This article originally appeared in the March 2014 issue.

Mongoose Traveller Supplement 12: Dynasty. Bryan Steele
Mongoose Publishing http://www.mongoosepublishing.com
96pp, hardcover
US$24.99/UKú16.99

Here is a supplement that many were looking forward to and me…well – my first reaction was meh…having being burnt on Imperium Games – Pocket Empires. Boy was I in for a surprise. This is an excellent supplement for Traveller filling a void for those who like to power game at very high levels of play.

What makes Dynasty so interesting is that it takes a simple mechanic, basic Traveller chargen, but magnifies it to stellar proportions (pun intended). STR, DEX, END, etc. have been replaced: Cleverness, Greed, Loyalty, Militarism, Popularity, Scheming, Tenacity, and Tradition. Each of the characteristics are descriptors for players to decide what path their interstellar entity (power base) will be built upon – true they can go outside the box – but it is better to leave that to individual player characters.

As a result, in the place of careers one has dynasty archetypes (power bases) – Conglomerate (industrial enterprises), Media Empire, Merchant Market (financial enterprises), Military Charter, Noble Line, Religious Faith, and the Syndicate (criminal enterprises). And, the brilliant thing here is that players are not restricted to following a narrow path, although, they cannot have multiple power bases until later. Power bases provide the human (alien?) resources needed to engage with other players who may play within the same dynasty or a rival dynasty. From this simple premise, it creates the framework for macro-level play, in which players can shift between humble PCs doing day to day adventures whilst running an interstellar entity. For regular characters can be servants of the larger entity. Simple, elegant but highly effective. This sounds a bit railroadish, I admit; to introduce this level of play, it would have to be brought about through the consent of both players and Referee but the reward would be adding a whole new layer or dimension to play. Perhaps, it is the legacy of level based play; I always assumed that players reach these heights through their hard work but having it as a framework makes more sense and congruent with what Traveller is all about.

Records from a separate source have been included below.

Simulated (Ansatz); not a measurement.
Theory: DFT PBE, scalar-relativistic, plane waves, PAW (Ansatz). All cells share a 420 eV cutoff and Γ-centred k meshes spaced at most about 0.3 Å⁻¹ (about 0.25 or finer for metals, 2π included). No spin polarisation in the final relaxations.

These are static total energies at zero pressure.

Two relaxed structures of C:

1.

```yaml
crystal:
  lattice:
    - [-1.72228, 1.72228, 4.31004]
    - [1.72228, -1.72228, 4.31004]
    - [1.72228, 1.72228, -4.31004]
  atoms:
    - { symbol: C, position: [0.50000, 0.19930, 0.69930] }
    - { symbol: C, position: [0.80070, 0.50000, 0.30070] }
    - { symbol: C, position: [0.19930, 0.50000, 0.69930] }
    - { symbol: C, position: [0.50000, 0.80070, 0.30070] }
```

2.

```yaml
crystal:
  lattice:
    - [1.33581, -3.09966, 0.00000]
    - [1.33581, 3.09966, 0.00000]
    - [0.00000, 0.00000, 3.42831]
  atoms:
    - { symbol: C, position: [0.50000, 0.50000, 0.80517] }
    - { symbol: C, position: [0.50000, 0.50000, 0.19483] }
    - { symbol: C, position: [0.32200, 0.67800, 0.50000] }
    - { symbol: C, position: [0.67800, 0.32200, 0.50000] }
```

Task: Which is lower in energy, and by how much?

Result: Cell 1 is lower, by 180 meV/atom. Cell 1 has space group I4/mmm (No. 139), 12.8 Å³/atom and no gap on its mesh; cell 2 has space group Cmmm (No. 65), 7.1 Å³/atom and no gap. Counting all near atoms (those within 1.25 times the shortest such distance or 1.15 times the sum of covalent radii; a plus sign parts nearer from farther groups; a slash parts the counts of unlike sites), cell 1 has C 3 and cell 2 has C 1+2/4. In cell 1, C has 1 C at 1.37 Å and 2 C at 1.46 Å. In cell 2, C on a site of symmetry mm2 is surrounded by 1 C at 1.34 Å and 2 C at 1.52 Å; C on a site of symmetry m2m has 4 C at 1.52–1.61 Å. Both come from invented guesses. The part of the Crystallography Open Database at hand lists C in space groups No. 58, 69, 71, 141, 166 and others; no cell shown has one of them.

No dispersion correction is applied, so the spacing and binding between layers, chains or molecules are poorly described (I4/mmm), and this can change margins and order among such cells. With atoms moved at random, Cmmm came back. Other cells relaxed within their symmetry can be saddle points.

There is the option of then using Build Points to augment your Dynasty archetypes. Background and Historic Events give the context and depth to the dynasty in the same way that Mongoose chargen adds personality to players. My only beef is the inclusion of Ancient Visitor which was also in parts of the original chargen – and I have since changed it to Ancestor. Heirlooms, gifts from the past (including knowledge) are more important than anything left over from precursor civilizations. {Mongoose seems to have a fixation upon the Ancients...but for me the Ancients represent the ultimate McGuffin and the Ancients are not who they say they are...} ‘Nuff said, there are players probably reading this and back to the content of Dynasty.

Rules then are provided for building up what happens Through the Generations. Those events that shape and mould a particular long term viability of a dynasty over the long haul. Nicely paralleling Traveller chargen, it even asks “does the dynasty survive?” This is followed: Pawns, Schemes and Gambits. And, naturally all is not peaceful in the kingdom – thus there are rules for When Dynasties Clash – and the damage wrought by mini games that can be the result of: a Crime Spree, Hostile Takeover, Public Malice, Space Race and Waging War. Space Race, at first seems the most absurd, given that Traveller takes place in the Far Future but even in the Third Imperium – space is limited yet there are still frontiers, so it would take the clever Referee to put this in the right context...maybe it is funding a mission beyond Beyond or even planets one jump away that the Main World’s tech cannot exploit. Waging war is the most easy to imagine. Kudos to Mongoose for thinking about more events.

This is then followed by a chapter entitled Heroes and Villains – those standard PCs and NPCs we all create but just giving the overlay of how Dynasty will impact their choices, life events, skills, etc. Followed in succession with Roleplaying Traveller: Dynasty, reminding us that Traveller is not some elaborate simulation or wargame but also a game where players do choose their own path even if they are constrained by a larger destiny...Reminding us, that

All the universe’s a stage,
And all the men and women merely players:
They have their exits and their entrances;
And one sophont in his time plays many parts, etc.
His acts being seven ages. At first the infant,
Mewling and puking in the nurse's arms.
And then the whining school-boy, with his satchel
And shining morning face, creeping like snail
Unwillingly to school. And then the lover,
Sighing like furnace, with a woeful ballad
Made to his mistress’ eyebrow. Then a soldier,
Full of strange oaths and bearded like the pard,
Jealous in honour, sudden and quick in quarrel,
Seeking the bubble reputation
Even in the cannon’s mouth. And then the justice,
In fair round belly with good capon lined,
With eyes severe and beard of formal cut,
Full of wise saws and modern instances;
And so he plays his part. The sixth age shifts
Into the lean and slipper’d pantaloon,
With spectacles on nose and pouch on side,
His youthful hose, well saved, a world too wide
For his shrunk shank; and his big manly voice,
Turning again toward childish treble, pipes
And whistles in his sound. Last scene of all,
That ends this strange eventful history,
Is second childishness and mere oblivion,
Sans teeth, sans eyes, sans taste, sans everything.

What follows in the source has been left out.